README

@a11ygato/audit-engine

Overview

This project is the engine responsible to audit a URL, a tree of URLs or a puppeteer script in a browser container.

Behind the scene, we are using axe-core to analyze pages. But we don't exclude the possibility to add other accessibility engines in the future.

There is one browser container: Chrome Headless. There was also Phantom (Webkit) before, but it has been abandonned.

This is the node API. There is a CLI named @a11ygato/cli.

Axe is configured with these accessibility norms:

WCAG2A
WCAG2AA

These rules are also deactivated:

bypass
video-caption
audio-caption
object-alt
video-description

The browser container is installed and instantiated by this module automatically as a dependency.

Installation

npm i -S @a11ygato/audit-engine

Initialize the engine

You must first initialize once and for all the audit engine package:

const auditEngine = require('@a11ygato/audit-engine');
const settings = {...};
await auditEngine.init(settings);

Trigger an audit or a scenario

After that, you can trigger how many audits or scenarii you want.

An audit always have a root URL. You may enable crawling to find new URLs.

const auditEngine = require('@a11ygato/audit-engine');
const task = {url: 'https://...', depth, limit, ...};
const audit =  auditEngine.createAudit(task);
const report = await audit.run();

Another way to analyze pages is to create a scenario. A scenario regroup one or more audits via scripting. A script is simply javascript code using the Puppeteer API with a few specificities.

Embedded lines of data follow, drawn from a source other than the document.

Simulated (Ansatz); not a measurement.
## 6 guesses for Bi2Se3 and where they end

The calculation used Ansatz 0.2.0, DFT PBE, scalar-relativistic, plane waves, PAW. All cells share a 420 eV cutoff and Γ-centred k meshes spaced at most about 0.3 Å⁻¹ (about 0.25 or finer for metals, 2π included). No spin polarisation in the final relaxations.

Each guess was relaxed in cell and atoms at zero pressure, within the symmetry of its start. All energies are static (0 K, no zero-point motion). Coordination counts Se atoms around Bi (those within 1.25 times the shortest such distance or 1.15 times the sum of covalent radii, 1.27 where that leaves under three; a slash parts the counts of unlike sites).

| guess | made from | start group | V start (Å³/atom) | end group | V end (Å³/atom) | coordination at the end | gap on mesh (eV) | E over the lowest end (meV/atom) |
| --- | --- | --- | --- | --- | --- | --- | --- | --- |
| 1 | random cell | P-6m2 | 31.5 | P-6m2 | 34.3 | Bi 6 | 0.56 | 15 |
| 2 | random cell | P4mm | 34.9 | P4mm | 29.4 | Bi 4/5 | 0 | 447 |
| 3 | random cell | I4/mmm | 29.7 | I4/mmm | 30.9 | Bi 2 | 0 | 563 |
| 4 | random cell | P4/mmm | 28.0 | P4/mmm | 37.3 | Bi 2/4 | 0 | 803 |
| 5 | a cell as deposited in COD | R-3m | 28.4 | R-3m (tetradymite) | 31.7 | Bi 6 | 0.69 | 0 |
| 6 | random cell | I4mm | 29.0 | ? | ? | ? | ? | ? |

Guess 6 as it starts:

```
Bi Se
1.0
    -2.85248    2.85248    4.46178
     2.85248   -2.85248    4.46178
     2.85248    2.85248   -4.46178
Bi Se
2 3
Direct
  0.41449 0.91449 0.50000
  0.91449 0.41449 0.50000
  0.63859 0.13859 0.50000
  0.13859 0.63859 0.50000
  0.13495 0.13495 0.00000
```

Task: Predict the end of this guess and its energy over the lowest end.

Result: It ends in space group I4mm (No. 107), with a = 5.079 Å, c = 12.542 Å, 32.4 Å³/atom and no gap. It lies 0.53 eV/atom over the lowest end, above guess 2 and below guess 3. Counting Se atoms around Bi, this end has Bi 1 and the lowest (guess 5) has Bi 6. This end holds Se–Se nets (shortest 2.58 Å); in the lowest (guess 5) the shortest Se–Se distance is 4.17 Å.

const auditEngine = require('@a11ygato/audit-engine');
const task = {scenario: '...'};
const scenario = auditEngine.createScenario(task)
const report = await scenario.run();

You may catch errors with a try/catch statement but you will only receive uncaught errors. An audit or a scenario always complete and store eventually in the exception field the cause of failure if needed.

auditEngine.init(settings)

Modify settings for the whole engine.

settings <Object>
- publicFolder <String> Absolute or relative path to the folder that will store screen captures and source codes. Default: ./public.
- axeScript <String> Absolute or relative path to the javascript axe file. If not provided, the axe-core package will be searched in node_modules.
- includeRawAxeResults <boolean> Whether raw results returned by axe should be included too? Default: false.
- screenshotFilename <String> Basename for the captured screenshot. Default: page.png.
- sourceFilename <String> Basename for the captured source code. Default: source.html.
- concurrentInstances <Number> Max number of concurrent browser instances. Default: 15. The maximum concurrent jobs for one audit being 5, we can have between 3 (each task having 5 concurrents jobs) and 15 tasks (each task having one concurrent job) in parallel.
- proxy <String> Proxy address. Default: null.
returns <Promise>

The engine manage a pool of connections per browser container. Today, only Chrome is left, but before there was also Phantom. There is a limit to the maximum number of connections you can have at the same time. Even if you launch 20 audits with a concurrency of 5, when the max is reached, you will have to wait for a free connection. This is obviously automatic but still good to know. It may explains why an audit take much more time than usual.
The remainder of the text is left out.